The Overwatch heroes begging to be nerfed
Blizzard’s new FPS is a blast, but some heroes are jeopardising its delicate equilibrium.
Blizzard’s stellar reputation for game balance is well earned but evening out the playing field in a game like Overwatch is a Herculean task. Even after months of agonising beta testing the scales are still, arguably, unfairly tipped in favour of certain heroes. These Overwatchers are Overpowered, with some causing havoc on PS4 and Xbox One where the problem of balancing is most prominent.
Blizzard will undoubtedly be addressing these heroes and more in the next patch, here’s a breakdown of the key offenders, and potential solutions to their dominance.
Who doesn’t love Mei? Just look at her! She’s as mechanically compelling as she is adorable, but at the moment her kit is over-performing in a few key areas. Her secondary fire, which shoots a killer icicle, is too effective at taking down squishy targets from a distance. Mei is winning trades when she shouldn’t, or simply spamming her secondary into a wall of targets and getting securing kills. Not cool.
The second problem is rather more serious: Mei’s Endothermic Blaster flash freezes her targets. Before you know it you’re an ice sculpture with no recourse but to resignedly shatter into a million fragments. Any counterplay by opponents can then be negated by Mei’s Cryo-Freeze, which she can choose to disengage at any time. In essence, she’s a 1 versus 1 nightmare. Potential solutions include reducing the damage of her secondary fire, and increasing the amount of time it takes her send her targets sub-zero. Another, and possibly less heavy handed change would be to force Mei to remain within Cryo Freeze for the ability’s duration, thereby allowing enemies to predict when she’ll emerge and plan their rain of fire accordingly. Meibe, Meibe not.

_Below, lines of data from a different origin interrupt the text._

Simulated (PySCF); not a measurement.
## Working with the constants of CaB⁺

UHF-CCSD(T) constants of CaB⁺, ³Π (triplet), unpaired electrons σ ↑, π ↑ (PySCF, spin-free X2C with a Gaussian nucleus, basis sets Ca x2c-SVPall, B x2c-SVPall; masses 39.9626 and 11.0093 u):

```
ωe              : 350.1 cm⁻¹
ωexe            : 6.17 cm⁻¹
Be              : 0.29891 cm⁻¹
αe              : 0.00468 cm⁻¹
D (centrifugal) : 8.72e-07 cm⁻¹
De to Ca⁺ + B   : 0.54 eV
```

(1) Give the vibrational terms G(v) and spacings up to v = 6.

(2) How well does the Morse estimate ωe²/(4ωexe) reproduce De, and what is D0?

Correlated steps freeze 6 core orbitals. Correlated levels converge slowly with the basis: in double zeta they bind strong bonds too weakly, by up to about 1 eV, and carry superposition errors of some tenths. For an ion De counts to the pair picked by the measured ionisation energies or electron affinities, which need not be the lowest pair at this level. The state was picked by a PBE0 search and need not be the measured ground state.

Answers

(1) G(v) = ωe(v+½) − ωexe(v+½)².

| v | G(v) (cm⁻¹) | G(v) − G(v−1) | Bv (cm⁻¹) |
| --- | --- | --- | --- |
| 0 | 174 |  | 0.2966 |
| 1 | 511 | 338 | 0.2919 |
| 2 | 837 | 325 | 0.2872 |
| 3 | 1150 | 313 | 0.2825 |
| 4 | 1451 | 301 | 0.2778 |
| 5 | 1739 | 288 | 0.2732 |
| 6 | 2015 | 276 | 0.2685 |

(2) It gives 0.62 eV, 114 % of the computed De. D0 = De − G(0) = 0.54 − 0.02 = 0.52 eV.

How to solve a problem like Bastion? Even after suffering a heavy nerf during the closed beta this robo-turret is still causing headaches. Whilst counterplay is often possible by identifying his location and throwing some Junkrat aggression or a Hanzo ultimate his way, in certain situations he’s simply unassailable. When teams coordinate to defend Bastion using Reinhardt’s shield or Mercy’s healing stream, even high-damage snipers struggle to take him down. Add into the equation his ability deal consistent, devastating damage and you’ve got an unstoppable mech of T-1000 proportions.
In order to make Bastion more vulnerable an armour reduction and slight decrease in turret damage are probably in order. There’s also the possibility of adding a significant, rather than near-instant, delay to his sentry mode deployment. Whatever ends up happening, the jolly droid’s habit of securing easy team kills must surely be nipped in the heavily-armored-and-deadly bud.
On consoles at least, the lady of turrets and teleportation is out of control. Her name may suggest balance, equivalence, symmetry, but her statistics are anything but. You’re far more likely to win with a Symmetra by your side.
The problem is two fold: map presence and the negation of respawn penalties. Symmetra’s turrets allow her to consistently zone multiple locations at the same time, sometimes with devastating damage due to the sheer volume of the blighters. A lower ceiling on the amount she can deploy at any given time (currently at six) is a no-brainer.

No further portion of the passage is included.